Sunday, May 8, 2011

Today and Everyday

Though I am glad that a day is set aside to honor mother's I am quite sure that EVERYDAY should be Mother's Day.  I say this not because I am a mother but because I am a daughter who should honor her mother every day.

Mother's and their daughters often struggle with relationship issues depending on the age of the daughter.  As teenagers, daughters often feel as though they no longer need guidance or instruction because they have this whole "life" thing figured out. 

At that age we are often very disrespectful and offended when our mother offers guidance about our gal pals or especially our boy friends because----

#1-we know so much more than our much older mother
#2- we simply just know everything
and
#3- "THINGS HAVE CHANGED SINCE YOU WERE YOUNG AND YOU JUST DON'T UNDERSTAND THE WAY THINGS ARE NOW!!!!"

How very wrong I was................there were times I was convinced my little mother had been sent here to ensure that my life was miserable.......I rarely got away with ANYTHING because she "just had a feeling!"  UGH!!!!  HOW could she have known when I was up to something?  HOW?  Didn't matter how, she just knew. 

She knew when a guy wasn't right for me even when I would want him to be so badly........even girls that I was friends with...........she always knew who was friends with me and who was a friend  to me.  She even made one prediction that I was convinced I had proved her wrong about many years later but guess what.......she was right and I sadly was wrong. 
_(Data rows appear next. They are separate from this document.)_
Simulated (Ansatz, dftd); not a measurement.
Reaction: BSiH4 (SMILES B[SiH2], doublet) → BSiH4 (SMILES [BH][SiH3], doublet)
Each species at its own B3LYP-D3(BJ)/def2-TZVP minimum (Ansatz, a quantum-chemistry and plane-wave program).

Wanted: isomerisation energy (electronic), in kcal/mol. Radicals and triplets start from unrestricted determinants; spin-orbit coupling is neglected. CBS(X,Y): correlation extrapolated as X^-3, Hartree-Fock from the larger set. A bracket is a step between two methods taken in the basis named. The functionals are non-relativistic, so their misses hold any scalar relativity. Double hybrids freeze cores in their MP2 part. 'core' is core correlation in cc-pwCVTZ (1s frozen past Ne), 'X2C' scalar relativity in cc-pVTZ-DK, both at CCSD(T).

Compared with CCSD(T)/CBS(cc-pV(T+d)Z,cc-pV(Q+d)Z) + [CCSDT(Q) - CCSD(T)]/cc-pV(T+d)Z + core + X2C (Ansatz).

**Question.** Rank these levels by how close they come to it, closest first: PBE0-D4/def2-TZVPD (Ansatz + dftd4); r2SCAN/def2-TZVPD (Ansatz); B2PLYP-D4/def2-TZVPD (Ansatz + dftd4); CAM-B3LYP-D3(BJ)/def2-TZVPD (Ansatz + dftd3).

Mom has a quiet strength about her.  She doesn't share her disappointments or the things that breaks her heart.  Often I have been the cause I am sure, instead she just prays, and trusts, and believes that her God is big enough (and she is right to think so.) 

I think from the moment that I became a mom that God just opened my eyes.............completely.  What a responsibility to be a parent.  From that moment on and even now I am in awe of mom's sacrifices and ongoing selflessness for her family. I have felt remorse for all the grief I caused her over the years.  For the disrespect and rebellion.  I was such an ungrateful brat.   I can't come close to measuring up to my mom but I do realize that she is the example that I should try to follow.

My hope is to make my mother (and father) proud of who I am.  They don't measure my success by the amount of "things" I have in my life, the house I live in (as long as it is clean), the type of car I drive, the amount of money I make or any of these things. 

The only gift I can give you mom (and dad) is to try and live authentically.  To love God and have a relationship and fellowship with Him.  To show evidence of that relationship by how I treat my family, my friends, and my neighbors.  By being honest, and humble, and thankful, and giving, and kind............  By being a better parent everyday, a better sister, daughter, or friend.  By showing people how much they mean to me rather than just telling them or assuming they know.  By being bold and standing tall, and working hard, and never giving up.  By getting up when I get knocked down and saying I am sorry when I make a mistake. 

  Mom, I honor you today and every day..............and I honor your mother for her Godly example as well.....

I will never be able to thank you enough!